Now to come back to the serious import of your thesis. As we normally
use the Centigrade scale here I am lucky that I have a very convenient
set of conversion tables so we can converse in the same language and of
course your 212F becomes our 100C - the boiling point of water at sea
level.
There is, as far as I know absolutely no chance of any life surviving
this temperature indefinitely, though there are a few highly-adapted
organisms which do in fact live successfully in very hot springs only a
little below boiling point.
For the highest temperatures at which organisms in general can actually
live and flourish, I guess we already have some indication from the
countries bordering on the major deserts, particularly the Arabian one.

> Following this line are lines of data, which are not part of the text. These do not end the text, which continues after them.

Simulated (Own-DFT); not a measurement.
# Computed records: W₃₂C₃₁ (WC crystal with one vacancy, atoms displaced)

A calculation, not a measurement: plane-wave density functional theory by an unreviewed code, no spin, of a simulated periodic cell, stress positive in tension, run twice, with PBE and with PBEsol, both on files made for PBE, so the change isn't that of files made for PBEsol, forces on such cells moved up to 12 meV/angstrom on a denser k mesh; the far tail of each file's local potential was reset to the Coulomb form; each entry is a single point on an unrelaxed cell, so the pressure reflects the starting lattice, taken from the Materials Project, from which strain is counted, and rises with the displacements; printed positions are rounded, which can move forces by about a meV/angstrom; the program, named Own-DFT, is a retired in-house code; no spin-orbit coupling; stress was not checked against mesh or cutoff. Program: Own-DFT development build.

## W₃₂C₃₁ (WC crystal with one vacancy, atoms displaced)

Some of our list members who have personal experience of the Gulf States
and similar places are much better placed than I am to comment, but at a
guess somewhere between 55 and 60C (roughly 130-140F) must surely be
about the upper limit for this (and only for a few plants or animals
with special adaptations anyway).
As such temperatures do in fact already exist, even if only momentarily
or seasonally, in a few parts of the globe, it is not too difficult to
envisage the effect spreading gradually, just as the rainless area of
the Sahara has steadily spread for at least the last two millenia.
Perhaps that spread may not seem so rapid when placed in the context of
two million years, but the disquieting thing is that, as I gather, the
spreading has greatly accelerated even in my lifetime of just over 70
years and, if the last few years of drought in the sub-Sahara, such as
the current crisis in Ethiopia and Somalia, are any indication, may get
faster still in the next few years, until in effect more than half the
great African continent is denied to the use of living things in general
and certainly to the occupation of man.
.
.
.
.
Your "worst scenario" is however a timely warning of how such a
fluctuation could get totally our of hand due to mankind's continued
tecnological tampering with forces they could well be unable to control.
Moira
Tony & Moira Ryan
Wainuiomata, New Zealand. (on the "Ring of Fire" in the SW Pacific).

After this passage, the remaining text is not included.